On Being an Altar Server

It is a great honor to serve at the Altar of God and to assist at liturgical celebrations. Ministering in the sanctuary is a privilege, but it is also a calling, a special vocation, and therefore a duty for those who are so called; it is a high responsibility for those who are summoned to show and to exercise their love of Christ as guardians and stewards of the Blessed Sacrament.

To appreciate the privilege and to answer the calling, altar servers should understand that their function is not merely practical. They do not serve only because Father and Deacon can’t get along without them and need their help just to get through the ceremonies of Mass. They serve not only a practical function, but more precisely a liturgical function – they help enact the leitourgia, the Greek word for the public work or service of God. In serving at the altar, they represent or “picture” the very paradigm of service that the whole people of God offer to the Church and to the Sacred Liturgy itself as a “sacrifice of praise and thanksgiving.” Servers at Mass help personify the Ecclesia orans ("The praying Church"). Hence the altar servers literally exemplify the universal mission of the faithful in the Body of Christ, and this fact affects all that they do.

In its representative function, liturgical service also has a symbolical function. The Holy Mass and all those who participate in its action symbolize the joyous celebration of worship around the Throne at the Marriage Supper of the Lamb. When we serve at Mass we are present at the heavenly Jerusalem. We imitate on earth what we will do in Paradise among the heavenly hosts who gather in adoration at the mystical banquet of Christ in the Trinity. We symbolize, then, the saints and angels in heaven, and we ought to act and carry ourselves accordingly – with joy, with concentration, with focused, grateful wonder, with solemn composure.
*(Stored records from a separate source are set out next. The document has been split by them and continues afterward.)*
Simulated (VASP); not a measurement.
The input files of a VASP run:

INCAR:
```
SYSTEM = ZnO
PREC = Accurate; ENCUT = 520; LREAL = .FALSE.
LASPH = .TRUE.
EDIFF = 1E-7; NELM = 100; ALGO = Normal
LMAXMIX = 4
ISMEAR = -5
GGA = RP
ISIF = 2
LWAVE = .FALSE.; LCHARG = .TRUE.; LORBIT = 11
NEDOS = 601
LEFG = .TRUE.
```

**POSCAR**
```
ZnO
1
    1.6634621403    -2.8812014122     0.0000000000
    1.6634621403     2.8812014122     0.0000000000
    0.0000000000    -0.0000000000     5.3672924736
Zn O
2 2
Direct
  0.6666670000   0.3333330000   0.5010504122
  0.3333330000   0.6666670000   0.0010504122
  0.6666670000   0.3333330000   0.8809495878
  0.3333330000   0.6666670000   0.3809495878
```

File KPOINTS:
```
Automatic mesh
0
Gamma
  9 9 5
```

In addition to these representative and symbolical purposes, serving the Liturgy has an exemplary function. We represent the work of the whole Church; we symbolize the angels and saints and heaven. And we offer a concrete example of reverent worship to the particular congregation present for a given liturgical celebration. In the traditional Mass of the Roman Rite, celebrated in Latin, the altar servers are specifically enjoined to make the Latin responses on behalf of the congregation. In the modern Roman Rite and its Anglican Usage, the People make their own responses and participate more directly. But even yet the altar servers perform a vital role in prompting and modeling the participation of the faithful not only in saying or singing the responses but also in cueing the proper sequence of gestures and postures that make up the physical action of the Mass. While following the celebrant and clergy in the sanctuary, the servers help lead the congregation in the nave. Guiding thus our fellow parishioners in stately worship, we help lead them and ourselves to heaven.

When we understand why we serve at the altar and when we grasp its theological significance, we will take pride in what we do and will try to cultivate the utmost dignity, precision, and gracefulness in performing every liturgical action. Realizing the spiritual purpose of such service, we should also try to live out that same ethos in the rest of our pursuits and activities.